'Wobblies' resurrecting in Portland, but face employer opposition


Eight decades after a radical U.S. union was driven to the brink of extinction by vigilante violence, a handful of young workers in Portland and other cities are staging a modest resurrection.

Members of the union - the Industrial Workers of the World (IWW) also are known as "Wobblies."

From 1905 to 1919, the IWW organized timber and mine workers in the Western United States. Members filled local jails in celebrated "free speech fights" when local authorities tried to stop them from holding public meetings. And they held strikes, vowing to build "one big union" of all working people that would take over industries and run them democratically. All this at a time when most unions were illegal and faced all manner of repression by the police, military and privately-hired spies and thugs.

Wobblies opposed U.S. entry into World War I, and on those grounds, faced violent attack by the newly-formed American Legion and by "citizens alliances" made up of local businesspeople. This repression was so severe, with organizers assassinated and union offices torched, that the IWW was largely driven out of existence by 1920, though some IWW organizers went on to take part in Congress of Industrial Organization (CIO) union drives of the 1930s.

A few IWW members continued a shell organizational structure, best known for preserving the union's legacy of union songs written by one of its celebrated members, Joe Hill.

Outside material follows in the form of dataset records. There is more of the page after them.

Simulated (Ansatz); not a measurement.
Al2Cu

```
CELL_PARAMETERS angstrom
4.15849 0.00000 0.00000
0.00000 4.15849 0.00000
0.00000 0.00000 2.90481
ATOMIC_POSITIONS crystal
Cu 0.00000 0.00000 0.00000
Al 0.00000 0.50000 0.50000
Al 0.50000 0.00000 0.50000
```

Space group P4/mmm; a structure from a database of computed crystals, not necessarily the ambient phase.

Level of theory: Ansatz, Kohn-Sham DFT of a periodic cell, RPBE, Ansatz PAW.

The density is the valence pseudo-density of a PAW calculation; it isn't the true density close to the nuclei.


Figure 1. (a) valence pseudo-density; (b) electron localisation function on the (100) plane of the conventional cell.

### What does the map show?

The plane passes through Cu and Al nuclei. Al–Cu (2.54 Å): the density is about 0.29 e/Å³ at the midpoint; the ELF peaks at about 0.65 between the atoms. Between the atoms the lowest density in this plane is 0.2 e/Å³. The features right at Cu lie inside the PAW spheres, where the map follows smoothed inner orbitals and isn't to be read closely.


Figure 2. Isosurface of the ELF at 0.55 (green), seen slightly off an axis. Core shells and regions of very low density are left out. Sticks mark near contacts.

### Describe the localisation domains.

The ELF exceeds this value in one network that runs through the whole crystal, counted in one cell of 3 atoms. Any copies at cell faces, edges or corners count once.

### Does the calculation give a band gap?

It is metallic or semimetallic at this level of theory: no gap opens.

In the 1990s, young people in Portland and other cities - especially adherents of anarchist political philosophies - joined IWW, attracted by its militant history and more radical political positions than other unions.

"We're proud of our history," said Ian Wallace, a residential carpenter and IWW member since 1996, "but we're not a history club. We want to organize the working class."

The IWW advocates having one union for all employees in a workplace, regardless of job description. IWW membership does not depend on employment at a union-represented workplace, so the group functions more as a membership organization.

IWW's strongest chapter is in Portland. Founded in 1995, the Portland Chapter has as many as 200 members. There is no paid staff, but it maintains offices - and a lending library - at 616 E. Burnside in Portland.

It's in Portland that the IWW has done most of its organizing in the last several years, focusing on the low-wage service sector where most of the group's members work.

Although the IWW is willing to operate in workplaces where members make up a minority of workers, the union has filed for and won government certification at a handful of workplaces via elections conducted by the National Labor Relations Board (NLRB). At two shelters for homeless youth - Street Light and Harry's Mother - the IWW was able to win union contracts that cover about 36 workers. Several other workplaces voted to unionize with the IWW but don't yet have a contract, including the community organization ACORN, the Southeast Portland health food store Daily Grind, and Salvation Army's Greenhouse, a homeless youth service organization that has since closed after losing funding.

IWW lost elections at Nature's Fresh Northwest on Southeast Division in January, and in August at Transerv, a downtown-Portland messenger service.

Union members also took part in an October 1999 work stoppage at the Mallory Hotel that resulted in the firing of 11 union activists and an eventual NLRB back-pay settlement. And they filed for election at the Northeast Broadway Godfather's Pizza in September 2001, but the owner pulled the plug and closed the store.